Men’s Swimming: Wilimovsky qualifies for NCAAs, but Wildcats stumble to ninth at Big Ten Championships

Though Northwestern ended up ninth at the Big Ten Championships, sophomore Jordan Wilimovsky qualified for the NCAA Tournament in the 1,650-yard freestyle with a personal-best time of 14:42.99.

Daily file photo by Brian Lee

Though Northwestern ended up ninth at the Big Ten Championships, sophomore Jordan Wilimovsky qualified for the NCAA Tournament in the 1,650-yard freestyle with a personal-best time of 14:42.99.

John Paschall, Reporter

ANN ARBOR, Mich. – When the lights shone brightest at the Big Ten Championships this week, Northwestern failed to capitalize on the momentum it had built all season long, as the Wildcats fell to a ninth place finish.

Michigan cruised to its fourth consecutive conference title, dominating from start to finish.

It was a difficult meet to swallow for the Cats after the team posted a 7-3-1 record during the regular season. Not only was the number of wins impressive, but it was the quality of teams NU was able to take down that showed the progress the program was making. Now, it’s coach Jarod Schroeder’s responsibility to wash away the struggles in Ann Arbor and remember the successes before the conference championship.

“That’s something Jarod wanted us to take away from this year,” senior Chase Stephens said. “We had one of our best records in a long time. We faced a very challenging, very deep lineup before we had Big Tens. Going 7-3-1 is an accomplishment in my book. It was frustrating that we didn’t live up to our potential at Big Tens.”

The relay units were a major letdown for NU over the course of the meet. The Cats did not finish better than seventh in any of their relay events.

Schroeder called their performance “embarrassing.”

“Our relays were a disappointment all week long,” he said. “There’s no excuse for that. We need to show much better than that.”

If there were any potential explanations for slower times, one might be how shallow the pool is at the Canham Natatorium. Because it is only seven feet deep, the sprint races tended to see more waves, which can affect some of the swimmers who are trailing the leader and have to deal with the wake in the pool.
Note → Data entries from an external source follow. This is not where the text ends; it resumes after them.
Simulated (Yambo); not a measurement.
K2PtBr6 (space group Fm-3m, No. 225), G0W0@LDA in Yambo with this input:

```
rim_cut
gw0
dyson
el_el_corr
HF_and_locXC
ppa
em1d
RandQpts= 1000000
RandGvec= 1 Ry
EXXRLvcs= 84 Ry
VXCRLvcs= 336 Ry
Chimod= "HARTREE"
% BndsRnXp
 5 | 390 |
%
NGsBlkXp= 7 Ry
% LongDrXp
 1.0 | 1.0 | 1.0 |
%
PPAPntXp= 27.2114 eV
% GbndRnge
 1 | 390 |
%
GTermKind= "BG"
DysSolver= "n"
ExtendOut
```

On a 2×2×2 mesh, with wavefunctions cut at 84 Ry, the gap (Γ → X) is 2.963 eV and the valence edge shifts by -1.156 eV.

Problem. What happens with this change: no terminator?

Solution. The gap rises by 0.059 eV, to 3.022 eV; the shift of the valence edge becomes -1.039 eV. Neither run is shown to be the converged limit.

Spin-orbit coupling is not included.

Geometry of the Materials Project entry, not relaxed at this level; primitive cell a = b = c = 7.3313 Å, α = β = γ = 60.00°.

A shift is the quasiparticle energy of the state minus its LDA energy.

After the first two days of the four-day meet, the Cats clung to eighth place out of 10. The team received points from Stephens in the 50-yard freestyle, sophomore Jordan Wilimovsky in the 500-yard freestyle and freshman diver Andrew Cramer in the 1-meter event.
But the last few days weren’t as kind to NU. The squad struggled to get into scoring heats, as only Stephens, Wilimovsky, Cramer, junior Mark Ferguson and sophomore Grant Halsall put points on the board over the final two days.

The Cats’ shining moment in the meet came in the 1,650-yard freestyle event, in which Wilimovsky took second place behind Michigan and USA swimmer Connor Jaeger, the reigning national champion in the event. Not only did Wilimovsky break his personal best and school record, he earned an automatic bid to compete in the NCAA Championships with an NCAA ‘A’ cut time of 14:42.99. Wilimovsky currently has the third fastest time in the nation in that event.

Schroeder knew his talented sophomore could cut some time off his season-best numbers, but he didn’t know he would perform this well.

“I thought maybe he could sneak under 14:50 seconds but to go 14:42 was awesome,” Schroeder said. “Hopefully that gives him a lot of confidence going into NCAAs.”

Wilimovsky also demonstrated in Ann Arbor how he has become more of a complete swimmer. Not only is he dominating in the distance events, which he made known are his favorites, but he’s also improving his times in other events, like the 400-yard individual medley. Scoring points in different ways at meets is something he knows he’ll need to do next year for his team.

“It’s something Jarod and I worked on this year,” Wilimovsky said. “It’s a lot more helpful for the team to swim better at different events.”

The other potential NCAA qualifier could be Stephens in the 100-yard freestyle, with his time of 43.39 seconds. Schroeder and Stephens aren’t sure whether that will be enough to make the cut, but Schroeder raved about his workhorse freestyler and the effort he put in over the week.

“I feel bad for the guy because he’s been a mainstay on all of our relays and time trials,” Schroeder said. “It probably took a cumulative effect on him over the course of the meet. He’s had a great career for us. He’s come from humble beginnings as a walk-on to one of our leaders. I’m going to miss the guy. He means a lot to the team.”

With a group of seniors graduating, NU will have needs to fill in terms of leadership. Wilimovsky made his case with his outstanding performance on the big stage. Sophomore Van Donkersgoed has become a vocal and well-respected leader for the team as well. Ferguson, with his performance in the 100-yard backstroke and butterfly, has become a reliable contributor for the Cats going forward. Regardless, Wilimovsky isn’t worried about filling the void next year.

“It’s the whole team’s responsibility to find ways to step up and score points,” he said. “It’ll be hard to replace guys like (seniors) Matt (Wilcox) and Tim (Smith) with their leadership and Chase as well. But I think we’ll be able to do it and have a good season next year.”